Rise of alternative finance could put business bankers’ incumbency at risk
DISRUPTION is capitalism’s great party trick. The history of business is full of seemingly insignificant upstarts who cottoned on to a new technology or idea, and used it to embarrass, and then destroy, proud incumbents. It’s a lesson that makers of mainframe computers, record labels, and bookshops have all learnt to their cost. But consumers reap the rewards, in the form of better, cheaper goods and services.

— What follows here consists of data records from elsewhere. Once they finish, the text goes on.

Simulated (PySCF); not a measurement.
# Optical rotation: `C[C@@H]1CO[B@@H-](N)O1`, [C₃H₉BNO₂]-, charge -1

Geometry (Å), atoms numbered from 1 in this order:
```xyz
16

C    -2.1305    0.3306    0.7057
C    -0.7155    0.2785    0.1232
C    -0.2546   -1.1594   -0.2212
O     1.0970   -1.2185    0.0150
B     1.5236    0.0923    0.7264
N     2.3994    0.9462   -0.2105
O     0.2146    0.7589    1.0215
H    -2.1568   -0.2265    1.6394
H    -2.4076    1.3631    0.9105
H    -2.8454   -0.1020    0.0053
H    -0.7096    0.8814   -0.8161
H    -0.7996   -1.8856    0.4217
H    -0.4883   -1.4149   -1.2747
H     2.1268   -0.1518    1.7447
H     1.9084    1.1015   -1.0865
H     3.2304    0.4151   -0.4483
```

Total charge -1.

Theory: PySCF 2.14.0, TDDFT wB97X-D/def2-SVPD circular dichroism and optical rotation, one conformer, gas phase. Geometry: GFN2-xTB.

Now, evidence is emerging that a similar revolution could be on the way in the banking sector. Research we published on Friday with the Universities of Cambridge and Berkeley showed that so-called alternative finance, such as crowdfunding and peer-to-peer lending, is on the rise. It is expected to provide £840m of finance to UK small businesses next year, and a similar amount to individuals. Although this only represents about 2 per cent of annual UK business lending, its 90 per cent year-on-year growth rate suggests it will soon be a force to be reckoned with.
The most familiar type of alternative finance is crowdfunding: websites like Kickstarter and Crowdfunder.co.uk on which people can solicit money to back anything from movies and community projects to high-tech gadgets. The people providing the money typically don’t expect a return beyond a free product or some memorabilia. Even so, it has helped some genuine commercial products get off the ground, like the Pebble Smart Watch – which raised $10m (£6.14m) on Kickstarter after failing to attract sufficient venture capital funding.
But it is crowdfunding’s lesser known cousin, peer-to-peer finance, that offers the biggest challenge to banks. Peer-to-peer lenders like Funding Circle and Zopa provide a platform for individuals to invest their money in personal or business loans. Seedrs and Crowdcube do the same, but with investors taking equity stakes. MarketInvoice allows individuals to invest in trade receivables. A typical Funding Circle deal involves over 400 investors lending a total of £50,000.
This is radical stuff. It replaces the complex and costly processes of a bank’s business lending operation with a website and a swarm of small lenders. Borrowers like the speed and the simplicity. Lenders enjoy the convenience too, and the feeling that their money is helping real businesses. But they are not primarily in it for charity or fun: a survey of Funding Circle’s investors made it clear that what they value most is the attractive risk-return profile of the investments. All this suggests the sector is likely to continue its impressive growth.
Peer-to-peer lending could also be good news for the economy. With bank lending still constrained by the need to repair battered balance sheets, new sources of capital for small businesses are especially welcome. Around a third of companies financed through Funding Circle, for example, didn’t believe they could have raised money any other way.
The rise of alternative finance will not be plain sailing. One immediate challenge the sector faces is regulation. Most alternative finance providers believe some regulation is needed, to prevent an invasion of fraudulent platforms. But some of the early proposals from the Financial Conduct Authority seem to be heavy-handed. Instead, the sector needs proportionate rules that prevent egregious excesses without nannying investors. Given the vast time and expense spent designing and overseeing the regulatory regime for incumbent banks, it only seems fair to make the effort to get it right for new entrants.
Given their growth and their popularity with customers, it’s perhaps surprising that banks are not taking the upstarts of alternative finance more seriously. A few banks, such as Belgium’s Belfius, have explored small-scale partnerships with platforms, but for the most part their reaction has been to wait and see.
Some bankers suggest that crowdfunding and peer-to-peer lending is a passing fad: a reaction to the unpopularity of banks following the credit crunch. This increasingly seems like wishful thinking. Although there are certainly businesses who have been driven to peer-to-peer lenders because their bank will not lend to them, there is a more fundamental change at work.
For most of history, sharing information and coordinating investors were expensive and a pain. Banks helped people by solving this problem, and bridging the gap between dispersed small lenders and borrowers. New technology changes this, and makes it easier for people to exploit their real-life social networks, at the expense of the middleman. If they do not respond to this opportunity, business bankers risk joining the ranks of capitalism’s humbled incumbents.
Stian Westlake is executive director of research at Nesta.